Changi may have been a holiday camp compared to some others.  But by March 1944 it was starting to lose that reputation.

Dying and Living
It is said that you don’t need to worry so much about dying as you do about living.

Meals
Is it to reduce resistance or is there a definite shortage of food? Hip bones protruding make it difficult to lie on one’s side in bed (even with biscuits).

Meals
In bulk these do not satisfy. By long residence in the camp it has been possible to discipline oneself with regard to being able to exist on half rations. At one time rice was plentiful & the difficulty was in flavouring it (with tinned fish, tomato, egg, blachan, condensed milk, curry, coconut, pickled whitebait, raisins, soya bean sauce, salt, cinnamon). Now the reverse is true. Meat, vegetables, sugar etc. being relatively more plentiful and rice scarce.

In the early days novelty made the meal enjoyable. Now it is monotony.

Green Book 12, March-April 1944

Cigarette image

My father took up smoking in Changi along with many other POW. He said that as much as anything else it helped to relieve the boredom. After all, as Lady Bracknell put it in rather different circumstances in The Importance of Being Earnest: “A man should always have an occupation of some kind.”

But as can be seen from his note below and others to the same effect, it also helped to alleviate the almost constant hunger.

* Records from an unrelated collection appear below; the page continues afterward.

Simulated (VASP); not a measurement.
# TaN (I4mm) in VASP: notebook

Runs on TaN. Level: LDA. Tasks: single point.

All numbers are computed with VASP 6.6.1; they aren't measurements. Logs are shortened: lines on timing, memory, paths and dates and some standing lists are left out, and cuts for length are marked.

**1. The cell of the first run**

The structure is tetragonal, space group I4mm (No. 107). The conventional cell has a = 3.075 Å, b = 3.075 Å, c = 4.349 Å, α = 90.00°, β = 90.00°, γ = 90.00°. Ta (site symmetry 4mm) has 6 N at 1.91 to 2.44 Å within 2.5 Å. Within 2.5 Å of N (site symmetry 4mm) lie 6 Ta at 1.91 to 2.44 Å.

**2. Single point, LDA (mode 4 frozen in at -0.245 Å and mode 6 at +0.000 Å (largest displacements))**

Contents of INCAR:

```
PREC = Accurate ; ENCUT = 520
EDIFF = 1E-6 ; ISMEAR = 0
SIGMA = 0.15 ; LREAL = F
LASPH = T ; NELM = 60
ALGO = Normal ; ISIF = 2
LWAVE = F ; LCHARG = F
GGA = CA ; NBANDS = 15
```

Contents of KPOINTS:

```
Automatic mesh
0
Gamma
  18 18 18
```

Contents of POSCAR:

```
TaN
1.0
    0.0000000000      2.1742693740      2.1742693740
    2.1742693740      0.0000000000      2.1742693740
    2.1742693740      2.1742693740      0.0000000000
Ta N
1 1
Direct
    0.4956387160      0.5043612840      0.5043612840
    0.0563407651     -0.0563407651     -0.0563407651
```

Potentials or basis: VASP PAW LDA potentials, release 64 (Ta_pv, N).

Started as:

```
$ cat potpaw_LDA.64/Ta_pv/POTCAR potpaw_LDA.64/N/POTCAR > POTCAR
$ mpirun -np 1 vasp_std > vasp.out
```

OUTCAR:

Of course cigarettes were in very short supply and fetched enormous value on the black market. They were also of very poor quality; “noxious” was one word my father used to describe them.

This wasn’t just a question of the tobacco. Such was the scarcity that all sorts of substitutions were employed. Dried hibiscus and other plant leaves were used to supplement what little tobacco was available and pages torn from books were substituted for cigarette paper with the thin pages from bibles being the most prized.

I never saw my father smoke a cigarette after the war. He did enjoy a pipe, though seemed to be addicted less to the tobacco than the pipe itself. While it was a semi-permanent fixture in his mouth he rarely bothered to light it.

However, in one of his occasional enthusiasms he did once try to grow tobacco. In fact, he grew about a quarter of an acre of it. Tobacco cultivation being something of a rarity in our part of Worcestershire it was a project that attracted a good deal of local attention.

Once the leaves were harvested they were carefully dried in the attic. This was done over my mother’s protests as the smell permeated our small house and was particularly virulent in the summer months. After a year or two the first of the leaves were retrieved and rolled quite expertly into a cigar. I well remember the moment when my father sat down in his armchair and with great ceremony raised this first homegrown cheroot to his lips, lit it and inhaled.

A moment or two passed and then he practically levitated in a fit of coughing and wheezing.

“Absolutely awful!” he spluttered.

Smoking as a substitute for food
Nicotine acts as a drug upon the senses & appears to ward off hunger. At any rate it satisfies after a poor meal. As a result many become heavy smokers.

Tobacco
Poor quality tobacco is improved greatly by soaking in a weak solution of water & sugar, rinsing out & allowing to dry in the sun.

Dampening tobacco
Papua, hibiscus and banana leaves are chiefly used.

Green Book, General Notes. March-April, 1944

Feeding the ducks

October 2, 2011


There is a scene in James Clavell’s King Rat where that arch-racketeer ‘the King’ offers Philip Marlowe an egg. Malowe looks on in amazement as the King casually unlocks a box stuffed with Changi contraband — coffee, oil, gula Malacca, bananas, tobacco and heaven knows what else – and retrieves a couple of eggs.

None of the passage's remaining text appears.